BEIRUT

Middle East

UN rights chief says Mursi decree breaks human rights law

United Nations High Commissioner for Human Rights Navi Pillay answers reporters questions during a recess of Security Council consultations, Monday, July 2, 2012. (AP Photo/Richard Drew)

GENEVA, Switzerland: The U.N. human rights chief has warned Egyptian President Mohamed Mursi that his decree expanding his powers would put him beyond the law and open the door to human rights violations, her spokesman said.

Navi Pillay sent a letter to mursi on Tuesday, urging him to reconsider last week's decree and warning that "approving a constitution in these circumstances could be deeply divisive," spokesman Rupert Colville told a U.N. briefing.

However, Egypt's Islamist-led assembly raced to approve the new constitution on Friday and Mursi is expected to ratify it by Saturday, which would allow a referendum on it to be held as soon as mid-December.

Mursi said the decree halting court challenges to his decisions, which has stirred a wave of protests and violence by Egyptians calling him a new dictator, was "for an exceptional stage", aimed at speeding up a democratic transition.

But Pillay, in her letter, said Egypt needed stronger guarantees to prevent it reneging on the binding principles of the main human rights treaty guaranteeing civil and political rights that Cairo ratified 30 years ago.
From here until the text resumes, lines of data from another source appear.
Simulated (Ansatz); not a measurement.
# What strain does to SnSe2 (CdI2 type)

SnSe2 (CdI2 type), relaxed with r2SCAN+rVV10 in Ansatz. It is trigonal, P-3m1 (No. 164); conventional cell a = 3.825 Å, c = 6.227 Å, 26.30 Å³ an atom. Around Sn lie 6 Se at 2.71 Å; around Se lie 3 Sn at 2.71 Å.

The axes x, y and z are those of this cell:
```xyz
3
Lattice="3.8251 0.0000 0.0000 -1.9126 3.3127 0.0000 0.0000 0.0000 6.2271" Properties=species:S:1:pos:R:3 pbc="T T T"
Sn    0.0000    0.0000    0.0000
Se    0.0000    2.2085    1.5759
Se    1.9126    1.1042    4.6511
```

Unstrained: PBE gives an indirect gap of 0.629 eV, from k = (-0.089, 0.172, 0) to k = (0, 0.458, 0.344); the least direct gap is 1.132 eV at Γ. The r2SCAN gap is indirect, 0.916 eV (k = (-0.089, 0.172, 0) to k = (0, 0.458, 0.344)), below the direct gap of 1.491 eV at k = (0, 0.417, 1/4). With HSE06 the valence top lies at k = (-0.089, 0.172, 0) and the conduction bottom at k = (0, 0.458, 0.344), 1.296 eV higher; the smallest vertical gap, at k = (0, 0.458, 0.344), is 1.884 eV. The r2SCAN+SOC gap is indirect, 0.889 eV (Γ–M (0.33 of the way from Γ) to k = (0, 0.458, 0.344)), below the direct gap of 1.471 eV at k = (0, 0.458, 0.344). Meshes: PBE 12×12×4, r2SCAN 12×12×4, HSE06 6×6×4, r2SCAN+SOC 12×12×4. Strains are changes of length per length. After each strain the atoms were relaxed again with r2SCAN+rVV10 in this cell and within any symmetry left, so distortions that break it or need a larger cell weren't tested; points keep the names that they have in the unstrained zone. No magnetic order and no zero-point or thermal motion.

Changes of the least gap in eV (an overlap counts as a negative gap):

She called on Mursi to launch impartial investigations and "truth-seeking processes" and make sure the law worked without allowing a return of the human rights abuses seen under mursi's autocratic predecessor, Hosni Mubarak.

Instead, Pillay said, mursi - an Islamist elected by popular vote - had opened the door to rights abuses in several areas.

He was putting himself above the law by prohibiting challenges to constitutional declarations made since he took office on June 30, Pillay warned.

"In my view, this provision contravenes the fundamental notion of the rule of law by placing the president's actions outside judicial scrutiny, and not permitting any legal challenge, irrespective of its substance," she wrote.

Both that clause and another, prohibiting the courts from dissolving the Shura Council or Constituent Assembly, would break the rules on independence of the judiciary, she said.

Denying access to the courts for constitutional challenges was a further breach, she said, since Egypt is supposed to guarantee "the right to an effective remedy including in the context of elections".

She added that the decree, by envisaging the re-trial of "anyone who held a political or executive position under the former regime", broke rules against retrials of people already legally convicted or acquitted for the same offence.

Pillay was also worried about the composition of Egypt's constituent assembly, which she said should represent the full political spectrum, including women and minorities.

Colville said there had not yet been any reply to Pillay's letter but her office had held discussions with the Egyptian ambassador in Geneva.